The “The Road Not Taken” was written using a first person narrator identified as “the traveler,” (3) to recall a fork in the path as he walked along a road in the woods. By using the past tense point of view Frost allows the traveler a certain amount of leeway in which he can use hindsight to help him as he recalls the walk.
As a compliment to the title of the poem Frosts’ beginning, the first words, in the first line, of the first stanza, “Two roads diverged (1)”, present us with the idea the rest of the poem is written around. Because a poem will say exactly what the poet meant for the poem to say I looked up the definition of ‘diverged’ using Google. In the Miriam-Webster Dictionary it is defined (and I am slightly paraphrasing) as Diverged: (of a road, route or line) to separate from another route esp. a main one and go in different directions or to develop in different directions. The use in the description of the fork in the road as a metaphor that describes how our choice of path, the right or the left, on the road ahead will help determine our destination. The single word choice of ‘diverged; alludes to the impact of each decision, no matter how insignificant they may appear.

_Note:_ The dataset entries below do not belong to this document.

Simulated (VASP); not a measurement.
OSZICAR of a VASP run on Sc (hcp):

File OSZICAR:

Just as we cannot change the past and the choices that we have moved beyond, it is the unknown impact they have of how we diverge into who we will be in relation to where we began that is behind, “The Road Not Taken”. In this poem Robert Frost presented us with a wonderful look at the choices we make and he presented them as a metaphor for the path of a life’s journey. I think Frost is reminding us that choices made, even those seemingly unimportant ones, leads us to a different future, each choice taking us down either the left or the right fork in the road ahead. Aware of the importance of his choice or not our narrator wisely did not choose in haste. He was aware that he “could not travel both /And be one traveler, (3),” Frost tells us that the traveler tried to make an informed decision in the third verse with, “long I stood (3)”.
The lush appearance was claimed as the reason for the choice “the better claim (7)”, “because it was grassy and wanted wear (8)”. Frost again mocks human nature using an allusion to “The grass is always greener on the other side of the fence”.
The third stanza offers a more honest look back at the decision and the rhythm stalls for just a moment as the traveler takes an honest look at the choice and admits that actually the two path ways had been travelled upon by others walking thru the woods and that they appeared about the same as they “both that morning equally lay(11)” before him. He chose the first one of many made before the destination was reached on the road “no step had trodden black (12)”. The man tried to comfort himself for what he what he may not experience on the path not chosen by saying “Oh, I kept the first for another day (13)”, but as with any empty promise he admits that in fact he knew that “way leads onto way (14)” and the choice made here would be followed by footsteps that he would not be able to reverse. In truth he “doubted if he would ever come back (15)”.
Upon the realization that a choice has been made our traveler takes a moment to reflect on the future retelling of his journey along this path. He “will be telling this with a sigh (16) Somewhere ages and ages hence: (17)” The reason for the sigh again proves tricky to decide upon; it could be a sigh of regret wishing the choice had been different; or simply a sigh of accomplishment of the journey he had along that pathway; it could be a sigh of private remembrance before he retells the tale. I see can the sigh as all three, each at a different point in the life of the traveler. Currently the second guessing of the decision, then after the pathway reaches its end, accomplishment. In “ages and ages (17)” he may utter a sigh, as a pause to remember privately, the first step on the journey.
In the final lines of the poem “and I- (18)/ I took the one less traveled by, (19) / and that has made all the difference20”. Frost reconciles the main idea of how a single choice can change the destination. The fork in the path was not actually meant as a metaphor for choosing the high road morally or maintaining high standards in the face of conflict. It was simply the first one of many decisions that are made on the road of life. Each one leads to the next adventure and the adventure is what the journey is all about.
My reasons for the interpretation are rooted in the origins of the poem and the friend of Robert Frost, Mr. Thomas Edwards. It was his indecisive nature and the regret of his choice at the end of the path he would travel behind the title.
The setting used is simply “a yellow wood(1)”, describing not only the time of year as the leaves fall from the trees in the woods but also the age of the traveler as he moves along the path thru the woods. Again the word tricky comes to mind as the dual possibility is considered.